# Iver Johnson Questions, New Purchase.Please help



## Wayne Adam (Nov 5, 2011)

Hi,
  Quick story... I went to buy a rare BSA english racer today and the guy had this Iver Johnson hanging next to the BSA in the shed. He sold me both bikes for $80.00 each. Now, I only had to pay him for the BSA, he told me to take the IJ for free for now because he can't locate the front wheel. He said that if he dever finds the wheel, then I can pay him the $80.00. 
Anyway... Some questions... Any idea of the year? ( I can't find a serial number)
                                       Any idea of the value both in this condition and fully restored?
                                       Is the cast aluminum stem original?
This guy said that it has been hanging there for over 30 years, and that he used to ride it to school, and I'm thinking, wow, how old is this guy?
Also, if you notice, there is a headtube decal instead of a badge. The bike is overall very solid & complete except for the missing wheel.
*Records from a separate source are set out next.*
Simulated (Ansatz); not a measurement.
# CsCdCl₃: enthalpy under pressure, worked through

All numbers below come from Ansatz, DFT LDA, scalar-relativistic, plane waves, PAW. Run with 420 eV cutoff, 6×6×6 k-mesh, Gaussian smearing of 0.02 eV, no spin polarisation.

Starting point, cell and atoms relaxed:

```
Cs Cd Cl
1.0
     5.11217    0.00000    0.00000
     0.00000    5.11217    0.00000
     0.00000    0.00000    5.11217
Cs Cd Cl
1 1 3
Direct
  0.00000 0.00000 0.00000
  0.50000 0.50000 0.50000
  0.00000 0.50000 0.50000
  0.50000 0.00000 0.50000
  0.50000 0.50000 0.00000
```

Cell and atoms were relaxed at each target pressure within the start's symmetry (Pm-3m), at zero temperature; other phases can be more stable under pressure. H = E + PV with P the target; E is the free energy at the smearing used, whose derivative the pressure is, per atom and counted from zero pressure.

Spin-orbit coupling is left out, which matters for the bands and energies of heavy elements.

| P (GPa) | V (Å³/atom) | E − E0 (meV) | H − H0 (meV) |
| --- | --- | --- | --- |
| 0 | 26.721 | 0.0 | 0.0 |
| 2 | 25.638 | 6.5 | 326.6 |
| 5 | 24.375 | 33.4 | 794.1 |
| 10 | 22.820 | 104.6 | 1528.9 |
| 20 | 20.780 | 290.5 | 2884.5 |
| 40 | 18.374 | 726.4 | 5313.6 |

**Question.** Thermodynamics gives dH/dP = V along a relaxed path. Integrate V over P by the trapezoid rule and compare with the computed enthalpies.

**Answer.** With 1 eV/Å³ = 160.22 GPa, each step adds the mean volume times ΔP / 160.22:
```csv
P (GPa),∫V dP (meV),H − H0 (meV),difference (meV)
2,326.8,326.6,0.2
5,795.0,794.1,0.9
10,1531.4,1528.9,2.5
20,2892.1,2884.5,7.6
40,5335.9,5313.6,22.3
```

Thanks for any info and help in advance....................Wayne
PS...If he does not find the front rim, can I get one somewhere?


----------



## robertc (Nov 5, 2011)

Wayne,
You must have a horse shoe hid somewhere. $80 with or without the front wheel seems like a steal to me. Congratulations. Great find.


----------



## twowheelfan (Nov 5, 2011)

*you can get the fron rim,*

you will just need to wait and buy it on ebay or here.
it will cost you more than you paid for the bike (if you give the guy the $80) ill give you $80 for what you got right there! i'll even drive to you to get it!
nice bike! my feeling is early thirties. decal headbadge says lower model and New departure model D hubs came out around 1933 so i figure that because its a model C rear hub and a lower model,that the hardware would be the old stock being used up. nice paint finish! lets see pics of the Beeza!
BTW the serial Numbers for IJ is on the seat post downtube right by the seat  bolt.


----------



## Wayne Adam (Nov 5, 2011)

*Thanks Roberc & Twowheelfan.*

Thanks guys, hey twowheelfan.. I got the BSA & the Iver Johnson form a guys shed in Warwick, NY. The BSA I mainly went to get is way cool. I have over a dozen very nice English racer 3 speeds,
 mostly Raleigh including two Superbes, one '52 with rear dyno, one 72 with front dyno. The BSA once cleaned up is amazing. Under thirty years of dust is exceptional slate blue paint, twist grip shift & rod brakes. I will post some pictures of it soon under the Lightweights.
 Thanks, Wayne


----------



## DonChristie (Nov 5, 2011)

It could be as old as the 20s. Chain wheel is correct. I dont think the gooseneck or paint is original. What size is the wheels?
Metal clad 28"? I have never seen a sticker of the IJ headbadge, weird! Serial number is nice but not much help dating it. Nice bike!


----------



## Wayne Adam (Nov 5, 2011)

*Schwinndoggy*

The white paint is definately original, but you can tell someone decades ago added the black. The wheels are 28" ( or should I say wheel)
I also notice that the original Iver Johnson decals are much nicer than the replacement ones they sell. The replacement decals that everyone has
for sale have the lettering script too heavy, and the Iver too close to the Johnson. If I do eventually restore this bike, I will make an accurate copy
of the decal so I can have it reploduced, it is much more refined. Thanks for your information........Waynwe


----------



## Iverider (Nov 6, 2011)

Cool bike. Throw up the serial # when you get a chance.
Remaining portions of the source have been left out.